The recipe you have just used is a configuration file containing everything SG needs to know in order to train Resnet18 on Cifar10. The actual YAML file is located in src/super_gradients/recipes/cifar10_resnet.yaml. In the same recipes library you can find many more configuration files defining different models, datasets, and training hyper-parameters.

Try changing the initial_lr parameter in the file src/super_gradients/recipes/training_hyperparams/cifar10_resnet_train_params.yaml and launch this scrip again. You will see a different result now. This is because the parameters from cifar10_resnet_train_params.yaml are used in cifar10_resnet.yaml (we will discuss thin in the next section).

Two more useful functionalities are

python -m super_gradients.resume_experiment --experiment_name=cifar10_resnet

that will resume the experiment from the last checkpoint, and

python -m super_gradients.evaluate_from_recipe --config-name=cifar10_resnet
that will run only the evaluation part of the recipe (without any training iterations)

Hydra

Hydra is an open-source Python framework that provides us with many useful functionalities for YAML management. You can learn about Hydra here. We use Hydra to load YAML files and convert them into dictionaries, while instantiating the objects referenced in the YAML. You can see this in the code:

@hydra.main(config_path=pkg_resources.resource_filename("super_gradients.recipes", ""), version_base="1.2")
def main(cfg: DictConfig) -> None:
    Trainer.train_from_config(cfg)

def run():
    init_trainer()
    main()

if __name__ == "__main__":
    run()
The @hydra.main decorator is looking for YAML files in the super_gradients.recipes according to the name of the configuration file provided in the first arg of the command line.

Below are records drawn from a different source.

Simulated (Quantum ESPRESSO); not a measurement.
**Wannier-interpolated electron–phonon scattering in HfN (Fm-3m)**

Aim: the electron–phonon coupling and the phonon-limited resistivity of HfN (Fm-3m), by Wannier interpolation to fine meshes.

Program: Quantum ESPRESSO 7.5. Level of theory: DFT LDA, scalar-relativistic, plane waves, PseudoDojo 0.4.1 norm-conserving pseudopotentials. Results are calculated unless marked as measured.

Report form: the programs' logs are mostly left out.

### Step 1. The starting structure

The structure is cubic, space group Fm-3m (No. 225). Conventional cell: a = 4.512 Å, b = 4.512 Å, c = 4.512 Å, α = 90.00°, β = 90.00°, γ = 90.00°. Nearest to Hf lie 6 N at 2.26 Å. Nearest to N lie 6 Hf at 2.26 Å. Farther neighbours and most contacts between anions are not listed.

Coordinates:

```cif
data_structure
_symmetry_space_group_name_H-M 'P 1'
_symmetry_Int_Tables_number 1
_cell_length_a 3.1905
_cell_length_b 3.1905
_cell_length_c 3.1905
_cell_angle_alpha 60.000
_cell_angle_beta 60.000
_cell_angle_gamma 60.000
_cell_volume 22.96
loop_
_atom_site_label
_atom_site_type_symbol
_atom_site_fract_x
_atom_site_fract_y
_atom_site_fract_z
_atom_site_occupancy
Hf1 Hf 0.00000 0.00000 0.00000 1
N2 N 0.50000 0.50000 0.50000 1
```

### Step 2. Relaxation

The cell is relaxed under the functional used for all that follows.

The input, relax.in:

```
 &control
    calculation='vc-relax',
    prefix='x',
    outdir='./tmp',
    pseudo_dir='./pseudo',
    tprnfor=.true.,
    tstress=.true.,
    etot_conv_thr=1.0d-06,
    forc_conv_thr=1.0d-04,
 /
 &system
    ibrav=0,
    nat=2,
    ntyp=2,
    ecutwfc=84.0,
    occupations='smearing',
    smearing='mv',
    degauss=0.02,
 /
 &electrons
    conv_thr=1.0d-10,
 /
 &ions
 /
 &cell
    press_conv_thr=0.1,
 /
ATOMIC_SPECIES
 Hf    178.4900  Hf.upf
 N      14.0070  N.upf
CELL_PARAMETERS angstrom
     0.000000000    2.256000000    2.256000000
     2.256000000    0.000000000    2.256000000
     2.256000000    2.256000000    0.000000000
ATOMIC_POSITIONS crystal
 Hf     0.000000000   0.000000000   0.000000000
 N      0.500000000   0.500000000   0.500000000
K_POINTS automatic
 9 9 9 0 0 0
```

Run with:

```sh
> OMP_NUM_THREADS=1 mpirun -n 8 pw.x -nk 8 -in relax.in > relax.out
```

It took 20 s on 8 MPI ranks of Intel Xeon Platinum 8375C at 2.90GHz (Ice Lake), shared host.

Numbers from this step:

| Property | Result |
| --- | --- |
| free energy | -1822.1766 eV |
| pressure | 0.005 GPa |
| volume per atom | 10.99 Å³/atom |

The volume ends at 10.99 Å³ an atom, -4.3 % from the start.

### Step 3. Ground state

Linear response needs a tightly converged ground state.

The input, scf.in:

In the experiment directory a .hydra subdirectory will be created. The configuration files related to this run will be saved by hydra to that subdirectory.


Two Hydra features worth mentioning are YAML Composition and Command-Line Overrides.

YAML Composition

If you brows the YAML files in the recipes directory you will see some file containing the saved-key defaults: at the beginning of the file.

defaults:
  - training_hyperparams: cifar10_resnet_train_params
  - dataset_params: cifar10_dataset_params
  - arch_params: resnet18_cifar_arch_params
  - checkpoint_params: default_checkpoint_params
  - _self_
The YAML file containing this header will inherit the configuration of the above files. So when building a training recipe, one can structure the configurations into a few files (for training hyper-params, dataset params, architecture params ect.) and Hydra will conveniently aggregate them all into a single dictionary.

The parameters will be referenced inside the YAML according to their origin. i.e. in the example above we can reference training_hyperparams.initial_lr (initial_lr parameter from the cifar10_resnet_train_params.yaml file)

The aggregated configuration file will be saved in the .hydra subdirectory.

Command-Line Overrides

When running with Hydra, you can override or even add configuration from the command line. These override will apply to the specific run only.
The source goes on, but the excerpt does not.